Direct costs are those that vary with the level of production; another name for them is variable costs. If you make no craft widgets, you incur no direct costs. This happens when you are on vacation or at a show. Once you set foot in your studio, though, the meter starts running on direct costs. They include your materials used in the production process, supplies consumed in production, energy (if that's a significant component) and wear and tear on your tools and equipment. Cheerful but clumsy production helpers in the form of contract workers or employees are considered direct costs. Direct costs, since they vary with the level of production, are also known as product costs -- they attach themselves to the widgets you're producing -- and are generally shown above the gross profit line on your financial statements. In our continuing example of Crafts R Us direct costs are fifty per cent of revenue. It's easy to calculate or forecast direct costs: fifty per cent of nothing is still nothing, while fifty per cent of a million bucks is half a million bucks. As long as you focus on keeping that fifty per cent margin intact, direct costs will take care of themselves.

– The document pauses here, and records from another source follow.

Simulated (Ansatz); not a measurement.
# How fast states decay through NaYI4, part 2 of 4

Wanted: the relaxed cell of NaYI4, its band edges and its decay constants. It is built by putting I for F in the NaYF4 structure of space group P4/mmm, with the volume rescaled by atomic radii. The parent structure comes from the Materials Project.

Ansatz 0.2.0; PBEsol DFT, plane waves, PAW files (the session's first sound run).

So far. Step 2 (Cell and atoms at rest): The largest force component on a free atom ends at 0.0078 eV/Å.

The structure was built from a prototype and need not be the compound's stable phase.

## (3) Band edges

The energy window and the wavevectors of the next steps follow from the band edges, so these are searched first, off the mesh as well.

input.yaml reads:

The next kind of costs to consider are fixed costs. They tend to be recurring costs that have nothing to do with production. They are also referred to as period costs, or overheads. Whether you're on the beach or at the show, these kinds of costs continue to pile up and consume your gross profit margin. They require constant vigilance to keep them in line -- see the FACQ on Cost Reductions. You can't avoid them, but you can control them. Examples include rent on your studio, office workers, telephone and utilities, office supplies, insurance, etc.
A hybrid kind of cost is the step variable cost. In the typical studio situation these are almost always people costs. They arise when you move your production level to a new plateau, either higher or lower. Let's say that you score bigtime at the show -- Coldwater Creek wants your craft widgets on the cover of their catalog. Not only are you going to be hiring more production workers to make those widgets (direct costs), but you are probably going to have to hire more staff to handle the warehousing and shipping of those widgets. And when the catalog hits, you'll need more folks in the office to handle the huge number of calls from customers who saw your widgets in the catalog, but want one in a different color. And don't forget the incremental changes in your toilet paper consumption when budgeting these step variable costs! Shows, retail fairs or trade shows, are another example of step variable costs. You decide how many and which shows at which to exhibit. Hopefully they provide incremental revenues to grow your business.
So why do you need to know about the different flavors of costs that go into the makeup of your profit and loss statement? So that you can plan and budget more effectively, making you that much more efficient as a manager or business person. With this understanding, you now have the tools to make your move up or down the mountain that much more manageable and profitable -- both of which will help make that next trip to the beach more enjoyable.